Deploying a Grounding DINO Model to a REST API Endpoint for Open-Set Object Detection with Prompts

Michael Butler, ML Community Lead
Thank you! Your submission has been received!
Oops! Something went wrong while submitting the form.

Over recent years, computer vision has experienced significant advancements, primarily driven by innovations in deep learning. Many object detection models are traditionally designed to recognize a predefined set of classes. Introducing new classes to these models often demands collecting and annotating new data, followed by retraining the model from scratch—a process that is both time- and compute-intensive.

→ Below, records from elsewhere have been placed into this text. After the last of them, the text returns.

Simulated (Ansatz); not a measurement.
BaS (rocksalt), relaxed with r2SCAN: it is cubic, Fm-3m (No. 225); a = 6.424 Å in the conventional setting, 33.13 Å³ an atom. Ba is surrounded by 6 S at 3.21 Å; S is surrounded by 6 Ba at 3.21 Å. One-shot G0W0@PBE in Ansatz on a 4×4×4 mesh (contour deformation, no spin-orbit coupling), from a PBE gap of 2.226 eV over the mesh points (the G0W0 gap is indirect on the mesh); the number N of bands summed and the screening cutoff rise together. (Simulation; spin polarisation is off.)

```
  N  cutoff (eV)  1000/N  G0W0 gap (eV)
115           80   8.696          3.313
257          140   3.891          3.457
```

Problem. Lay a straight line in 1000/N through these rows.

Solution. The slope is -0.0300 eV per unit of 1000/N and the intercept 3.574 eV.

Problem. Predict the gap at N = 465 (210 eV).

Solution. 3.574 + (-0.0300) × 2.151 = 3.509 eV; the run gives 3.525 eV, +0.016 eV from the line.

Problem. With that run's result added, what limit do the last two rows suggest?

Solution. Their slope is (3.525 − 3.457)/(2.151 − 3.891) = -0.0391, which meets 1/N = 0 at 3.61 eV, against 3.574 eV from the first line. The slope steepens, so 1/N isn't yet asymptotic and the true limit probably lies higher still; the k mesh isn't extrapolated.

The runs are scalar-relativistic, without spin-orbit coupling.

Zero-shot object detection—identifying objects in images without prior training in those specific classes—has garnered substantial interest recently. The advantages of zero-shot object segmentation are manifold in computer vision. This technique allows models to recognize and delineate objects in images even if they weren't exposed to such objects during their training phase. 

That is especially beneficial in real-world situations where the array of objects to recognize is immense and obtaining labeled data for every potential object class is impractical. Through zero-shot segmentation, you can devise adaptive and efficient models capable of recognizing unfamiliar objects without necessitating retraining or additional labeled data acquisition. 

Moreover, these zero-shot methodologies can considerably decrease the time and resources dedicated to data labeling, which is often a significant challenge in crafting effective computer vision solutions.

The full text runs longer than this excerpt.